In more desperate and bizarre attempts to fill in budget gaps the City Council in Naperville, IL is considering giving corporations exclusive rights to plaster their logos on city property.  One proposed municipal sponsorship deal would allow Kentucky Fried Chicken to repair potholes in exchange for stamping the fresh asphalt with the chicken chain's logo.

It would be foolish to assume that the push for privatization is isolated to the GOP or the states.  The "liberal" Obama administration has proposed legislation that would establish a presidentially appointed, seven-member Civilian Property Realignment Board, tasked with evaluating excess federal properties.  The surplus includes 12,000 buildings, pieces of land and other property nationwide that the federal government wants to get rid of.

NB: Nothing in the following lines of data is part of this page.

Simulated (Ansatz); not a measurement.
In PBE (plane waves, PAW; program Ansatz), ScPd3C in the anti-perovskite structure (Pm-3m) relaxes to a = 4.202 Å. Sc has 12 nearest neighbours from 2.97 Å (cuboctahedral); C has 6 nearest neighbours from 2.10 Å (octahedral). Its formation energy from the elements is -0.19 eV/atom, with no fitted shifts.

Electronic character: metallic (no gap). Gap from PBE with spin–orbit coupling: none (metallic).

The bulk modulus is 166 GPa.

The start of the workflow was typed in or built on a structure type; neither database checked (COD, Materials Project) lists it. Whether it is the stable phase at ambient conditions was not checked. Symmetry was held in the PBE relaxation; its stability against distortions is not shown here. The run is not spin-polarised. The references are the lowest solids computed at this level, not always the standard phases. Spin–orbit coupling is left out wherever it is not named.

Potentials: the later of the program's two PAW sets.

According to McClatchy, the White House claims it would see savings of as much as $15 billion by no longer having to maintain or pay for utilities at some of the underused or unused facilities.  The government in 2009 reported spending $134 million to maintain buildings that have been declared excess.  It costs an estimated $1.3 billion a year to maintain federal buildings that aren't yet declared surplus but that go underused.  However, it remains unclear if and how this strategy would result in a significant enough amount of savings to make a dent in a trillion dollar deficit.

Ironically, the list includes land where the dorms in Daniel Boone National Forest are located, which once served as a camp for workers from the Civilian Conservation Corps, a Great Depression work program.  Rather than invest in jobs programs to put the unemployed back to work like FDR did during the Great Depression -- an idea that the Obama administration has all but abandoned -- the President has instead chosen the path of austerity and privatization, tactics that have historically been detrimental to society.

It's no secret that corporate behemoths, backed by their free-market think tanks and foundations have long dreamed of privatizing everything public.  Thus far, they have been largely successful in hollowing out the defense department by outsourcing computer, intelligence, and even combat operations to for-profit companies like Lockheed Martin, Halliburton, and Blackwater, to name a few.  We now know that this was done intentionally, strategically planned by the likes of Donald Rumsfeld and Dick Cheney, who profited magnificently as a result.  The terrorist attacks on 9-11 presented the Bush administration with the opportunity to accelerate the outsourcing of war.

In the Shock Doctrine, Naomi Klein thoroughly documents how wealthy elites often use times of crisis and chaos to impose unpopular policies that restructure economies and political systems to further advance their interests.  She calls these orchestrated raids on the public sphere in the wake of catastrophic events, combined with the treatment of disasters as exciting market opportunities, "disaster capitalism."

While catastrophic events, such as natural disasters or terrorist attacks, are difficult to predict, economic disasters are not.  With this in mind, it's difficult to deny that the economic crisis has been somewhat manufactured to serve as a pretext for draconian cuts into social programs that the corporate state has long been eyeing.  On it's face, this theory seems conspiratorial, however a brief review of recent history demonstrates a trend of intentional crisis generation.

Paul Krugman understood this concept in 2003, during the implementation of the Bush era tax cuts for the wealthy, when he wrote the following:

"the gimmicks used to make an $800-billion-plus tax cut carry an official price tag of only $320 billion are a joke, yet the cost without the gimmicks is so large that the nation can't possibly afford it while keeping its other promises.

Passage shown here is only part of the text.